10 Reasons to Scuba Dive Kenya

Kenya’s scuba diving is one of its best kept secrets. Over the years we have been mystified why more divers don’t come from around the world to experience the wonders of Kenya’s coral reefs and other dive sites. So we have put together 10 reasons to scuba dive Kenya to assist divers in making their decision to travel to Kenya to dive and also to alert some of you Kenyan’s out there, the wonders that are right here on your doorstep.


1. Coral reefs in pristine condition

In comparison to some of the more famous diving locations around the world and the well publicised problems of reef damage from over fishing, boat anchors, and bleaching, Kenya’s reefs are remarkably untouched. From the fringing reefs of the South Coast to the islands around Lamu, Kenya has a fantastic array of coral reefs supporting thousands of species of reef fish.

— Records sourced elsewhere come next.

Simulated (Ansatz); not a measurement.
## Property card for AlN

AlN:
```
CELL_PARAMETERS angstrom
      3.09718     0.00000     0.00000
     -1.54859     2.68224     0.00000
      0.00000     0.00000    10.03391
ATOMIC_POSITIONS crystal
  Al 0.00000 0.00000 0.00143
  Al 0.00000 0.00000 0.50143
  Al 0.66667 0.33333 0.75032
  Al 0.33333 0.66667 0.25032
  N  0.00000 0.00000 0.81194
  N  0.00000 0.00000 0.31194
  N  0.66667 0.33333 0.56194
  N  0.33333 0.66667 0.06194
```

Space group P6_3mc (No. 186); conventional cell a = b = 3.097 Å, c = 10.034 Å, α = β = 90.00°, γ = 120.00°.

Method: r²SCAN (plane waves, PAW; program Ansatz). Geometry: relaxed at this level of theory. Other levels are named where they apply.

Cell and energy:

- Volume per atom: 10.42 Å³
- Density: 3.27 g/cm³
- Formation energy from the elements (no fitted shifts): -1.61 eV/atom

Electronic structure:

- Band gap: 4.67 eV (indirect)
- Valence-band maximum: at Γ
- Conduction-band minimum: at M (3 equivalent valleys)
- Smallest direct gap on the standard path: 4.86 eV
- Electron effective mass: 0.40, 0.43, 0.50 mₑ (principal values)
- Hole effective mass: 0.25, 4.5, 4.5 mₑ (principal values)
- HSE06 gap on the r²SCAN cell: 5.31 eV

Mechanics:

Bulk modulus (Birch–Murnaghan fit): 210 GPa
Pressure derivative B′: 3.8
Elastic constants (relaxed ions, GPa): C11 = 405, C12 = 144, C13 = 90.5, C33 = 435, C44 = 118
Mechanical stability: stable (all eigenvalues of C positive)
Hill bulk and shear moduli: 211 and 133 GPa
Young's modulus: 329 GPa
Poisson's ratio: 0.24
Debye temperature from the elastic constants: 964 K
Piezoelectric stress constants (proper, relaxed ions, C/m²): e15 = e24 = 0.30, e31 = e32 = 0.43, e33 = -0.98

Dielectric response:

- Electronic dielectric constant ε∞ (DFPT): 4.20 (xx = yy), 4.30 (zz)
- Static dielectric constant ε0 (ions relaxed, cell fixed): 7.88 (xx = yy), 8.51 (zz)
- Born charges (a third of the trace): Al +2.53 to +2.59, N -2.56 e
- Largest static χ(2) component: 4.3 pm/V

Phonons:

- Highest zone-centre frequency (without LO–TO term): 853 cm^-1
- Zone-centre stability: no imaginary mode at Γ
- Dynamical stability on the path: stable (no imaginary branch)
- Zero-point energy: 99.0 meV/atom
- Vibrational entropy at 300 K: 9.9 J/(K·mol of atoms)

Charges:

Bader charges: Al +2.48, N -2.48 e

2. Wide range of scuba diving sites suitable for all levels of diver

While Kenya has many fabulous coral reef dive sites, it is not limited to these alone. Both the North and South Coasts offer purpose-sunk shipwrecks for divers to explore with the MV Fungao off Diani, the MV Dania off Bamburi and MV Fish Eagle off Kilifi. There are also the Vuma caverns near Kilifi with a wide array of rock formations in addition to the coral reef there. There is shore diving at several locations in Kenya and opportunities to dive in the mangroves to explore the life there. At all locations in Kenya there are dive sites suitable for all levels of diver from beginner Try Scuba Divers, right up to advanced levels of deep diver.


3. Range of Marine Life

The coral reefs and waters of Kenya make a home to a wide range of marine life ranging from the giants of the ocean right down to a great range of macro creatures. It is possible to encounter sharks, turtles, rays, whales, dolphins and more in the waters around Kenya. Lovers of smaller critters will delight in the reef life with nudibranchs, frogfish, blennies, lionfish and more to see and of course most of the cast of the Disney animation Finding Nemo.  


4. Chance to encounter giants

At certain times of the year in Kenyan waters it is possible to dive with the giants of the ocean, manta rays and the biggest fish in the ocean whale sharks. The ‘Papa Shillingi’ can be seen from November through to March making it a thrilling experience for both divers and snorkelers as these 6m long fish glide past them.


5. Dive site location

One of the big problems with diving for some participants is the amount of time it can take out of a holiday or short break. Often in many parts of the world it can take several hours to reach a dive site by boat. Multiple dives coupled with surface intervals can mean that a dive trip takes up the whole day. Not so in Kenya where most of the dive sites sit 15 minutes or less from the dive boat launch sites. With the exception of specialist dive trips you can do a morning 2 tank dive day and be back in time for lunch at your beach resort followed by an afternoon of relaxation and other activities.


6. Safari opportunities on land

No visit to Kenya would be complete without seeing some its world famous wildlife on a Kenyan safari. Encounter the big five, see the amazing Kenyan national parks and treasures such as the great Rift Valley, the peak of Mt Kenya, the forests of the Aberdares and there is too much already to write about. Where else in the world could you conceivably encounter a whale shark in the morning and  lion and an elephant in the wild in the afternoon? An experience not to be missed. 


7. Underwater Photography Opportunities

With visibility regularly being over 20m in Kenyan waters and the wide array of marine life, both giant and macro and different diving locations, this can be a great location for underwater photographers. You will have many opportunities to capture great shots.


8. Muck diving

For divers who like to explore and really find macro marine life, there are also plenty of opportunities to muck dive in Kenya. Nearby to the main coral reefs, these sites offer real chances to find more small critters including many species of nudibranch and more. 


9. Protected marine parks

Kenya has in general a successful wildlife management policy and this extends to its waters. There are a number of marine parks in Kenya which play haven for marine life with fisherman unable to access them. Even in the areas outside of the marine parks, the coral is in good condition and the waters are not drastically overfished.


10. Swahili sightseeing

After diving it can be a wonderful experience to take in the Swahili culture of the Kenyan coast. With a history dating back hundreds of years, there are many things to see and do on the Kenya coast. Take in the architecture of the Omani occupation in Lamu and Mombasa old town. Visit a Swahili market to barter for and purchase trinkets and souvenirs. Take part in other watersports such as the incredibly popular kite boarding. Visit snake parks and other wildlife attractions. There really is something for everyone.